In Julie Powell’s Julie and Julia Project, I’m pretty sure there comes a point when her friends and blog readers give her permission to skip all of the aspics in Mastering the Art of French Cooking. I wish we had a similar crowd letting us off the hook for the variety of milk punches in Barbie’s chapter “MMMNN! Is for Milk and Other Marvels.”

Julie didn’t back down from her meat jellos, and we wouldn’t wimp out either, but man. It would be tempting. 

Milk punch. Milk. Punch. Milk and punch. Milk and pineapple; milk and orange juice; milk and strawberry jelly AND red food coloring…

Wasn’t milk and orange juice what Wynona Ryder was going to use to make Heather Chandler throw up before Christian Slater swapped her glass for Drain-o? 

There’s milk and orange juice in today’s recipe. Just saying.


Berry Milk Punch

Ingredients:

      • 3/4 cup strawberries

      • 1/3 cup cold orange juice

      • 2 tablespoons lemon juice

      • 4 tablespoons sugar

      • dash of salt

      • 2 cups cold milk

Carefully wash and remove stems from strawberries. Add strawberries, lemon juice, sugar, salt, cold orange juice, and milk to a blender. Blend until strawberries are chopped small and all ingredients are combined. Pour into a punch cup and serve at once. “For a party touch,” suggests Barbie, “add a slice or two of fresh strawberry to each cup.”

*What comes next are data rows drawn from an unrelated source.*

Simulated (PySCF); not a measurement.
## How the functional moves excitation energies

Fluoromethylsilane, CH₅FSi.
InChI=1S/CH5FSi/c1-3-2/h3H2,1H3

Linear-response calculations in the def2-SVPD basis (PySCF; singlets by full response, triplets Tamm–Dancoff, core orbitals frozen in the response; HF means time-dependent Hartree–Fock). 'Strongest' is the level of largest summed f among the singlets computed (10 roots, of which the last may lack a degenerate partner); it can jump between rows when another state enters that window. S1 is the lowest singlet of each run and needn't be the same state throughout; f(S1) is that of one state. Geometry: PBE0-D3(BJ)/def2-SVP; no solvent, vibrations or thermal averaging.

-Adapted from Barbie’s Easy-As-Pie Cookbook

 


Extra Tips:

  • Barbie actually called for a half a cup of crushed strawberries, but Barbie didn’t have a blender, and we’re not messing around with a glass bowl and the back of a spoon. (Which is to say, we totally tried to crush them lightly with the back of a spoon, and what the heck, Barbie? That doesn’t work. So we just used a half cup plus a little more whole strawberries.)
  • Ice ice ice. The moment this drink warms up is the moment it goes from, Ok. Not as bad as I thought to, Isn’t this basically the throw up recipe from Heathers?

Final Thoughts:

The punch was…. not undrinkable? I am not a fan of thick beverages, but it was kind of like a melted milkshake. Which isn’t great, but isn’t half as bad as it could be. Of course, with a blender full of the stuff, there was only one thing to do. 

Add Alcohol.

Bonus Recipes!  (Note: My attempts to replicate the exact measurements for these recipes are as half hearted as my enthusiasm for milk punch.) 

  • Rum: Not liking rum myself, I didn’t pay attention to the proportions Donna used when trying to make a strawberry-milky rum punch. Anyway, she said it wasn’t good, and she didn’t finish it, so I guess it doesn’t matter.
  • Vodka: Add an ounce of vodka to a cup of Berry Milk Punch. This was ok, said Donna. At any rate, she drank it.
  • A normal amount of Cognac plus vanilla: Add a heavy ounce of cognac to a cup of Berry Milk Punch and finish it with a dash of vanilla.  This was ok. I actually liked it at first, but after about half a cup, I couldn’t stomach any more of it. I switched to beer.
  • A ridiculous amount of Cognac plus vanilla: Pour just a whole freaking lot of cognac in a cup as if that is going to make the reality of the milk punch go away. Jim went really heavy on the liquor for his and then could barely stand even a tiny sip of the stuff. He made faces. I was still in the honeymoon/this-might-not-suck phase with my version and tried to get him to add more punch to balance things out. His annoyed answer was, “I don’t need more punch. I need… something else.”

So there you have it. Berry Milk Punch ranges from “can sort of be saved by alcohol” to “can actually ruin alcohol.” 

And we still have the pineapple one to do.